Prismatic-jointed blocks include both juvenile material and fragments of the pre-existing volcanic edifice. Two main varieties have been recognized.

Pale to dark green medium-grained basaltic andesites (56·1-56·8% SiO₂) are porphyritic or holocrystalline rocks with hypabyssal textures and containing phenocrysts of plagioclase, pyroxenes and Fe-Ti oxides (Fig. 6c). The matrix is an intersertal intergrowth of plagioclase, augite, orthopyroxene, Fe-Ti oxides, quartz and minor apatite. Euhedral plagioclase phenocrysts (up to 2 mm across) have large cores and oscillatory-zoned overgrowths. An andesitic prismatic-jointed block contains plagioclase with a restricted compositional range (An_40-50). Some crystals have sieve-textured cores and growth zones. Pyroxene phenocrysts (mg-number opx = 0·64-0·81, mg-number cpx = 0·74-0·86; Fig. 3) are up to 1 mm in length and euhedral. Orthopyroxene-magnetite intergrowths in crystal clots of orthopyroxene and plagioclase are interpreted as pseudomorphed olivine.

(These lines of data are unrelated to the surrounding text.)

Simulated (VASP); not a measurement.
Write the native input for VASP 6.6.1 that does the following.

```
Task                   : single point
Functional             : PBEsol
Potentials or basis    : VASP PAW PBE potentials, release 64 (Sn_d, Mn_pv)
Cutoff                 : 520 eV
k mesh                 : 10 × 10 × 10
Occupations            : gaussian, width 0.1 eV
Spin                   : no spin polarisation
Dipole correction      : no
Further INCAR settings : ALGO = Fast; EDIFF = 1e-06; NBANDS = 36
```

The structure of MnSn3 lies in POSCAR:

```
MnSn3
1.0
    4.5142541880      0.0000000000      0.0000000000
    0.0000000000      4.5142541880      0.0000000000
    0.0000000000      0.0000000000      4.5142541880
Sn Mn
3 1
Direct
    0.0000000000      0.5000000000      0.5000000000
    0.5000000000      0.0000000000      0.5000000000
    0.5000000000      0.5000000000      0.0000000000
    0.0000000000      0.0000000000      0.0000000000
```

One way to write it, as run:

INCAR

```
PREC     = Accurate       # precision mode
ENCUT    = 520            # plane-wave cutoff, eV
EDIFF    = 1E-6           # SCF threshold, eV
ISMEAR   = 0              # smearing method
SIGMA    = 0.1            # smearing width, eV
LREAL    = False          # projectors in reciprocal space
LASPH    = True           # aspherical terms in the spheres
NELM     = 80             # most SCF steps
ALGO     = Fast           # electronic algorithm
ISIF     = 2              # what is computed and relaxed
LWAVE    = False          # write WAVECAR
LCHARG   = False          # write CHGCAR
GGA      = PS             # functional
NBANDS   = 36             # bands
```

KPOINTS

Figure 6. Photomicrographs. (a) Soncor two-pyroxene pumice (crossed polars), showing small plagioclase, orthopyroxene, clinopyroxene and magnetite phenocrysts in a vesicular glassy matrix. The central grey orthopyroxene has a clinopyroxene overgrowth. (b) Soncor hornblende andesite pumice (crossed polars), showing hornblende, orthopyroxene and plagioclase phenocrysts in a vesicular glassy matrix. (c) Basaltic andesite prismatic-jointed block (crossed polars) with flow-aligned plagioclase, orthopyroxene, corroded clinopyroxene and Fe-Ti oxides. In (a) and (b) the polars are slightly uncrossed to show matrix glass detail. (d) Type B porphyry (plane-polarized light), with corroded, oxidized biotite, sieve-textured plagioclase, and subhedral orthopyroxene phenocrysts in a medium-grained groundmass of plagioclase, pyroxenes and Fe-Ti oxides; Field of view on long axis of all photographs ~2 mm.

Pale two-pyroxene dacites (64·9-65·5% SiO₂) contain phenocrysts of plagioclase, pyroxenes, amphibole pseudomorphs, Fe-Ti oxides and occasional biotite in a matrix of colourless glass with microphenocrysts of plagioclase, pyroxenes and Fe-Ti oxides. Plagioclase phenocrysts (up to 4 mm in length) are subhedral to euhedral with large cores and oscillatory-zoned overgrowths. Occasional rounded, embayed and sieve-textured plagioclase crystals also occur. Pyroxene phenocrysts (mg-number opx = 0·64-0·81, mg-number cpx = 0·74-0·86; Fig. 3) are up to 2 mm in length and subhedral to euhedral. Biotite phenocrysts (up to 2 mm across) are rounded and embayed with a thin rim of Fe-Ti oxides. The mineral assemblage, mineral chemistries and textures are similar to Soncor pumice, and this rock type could represent an early dome of the Soncor eruption.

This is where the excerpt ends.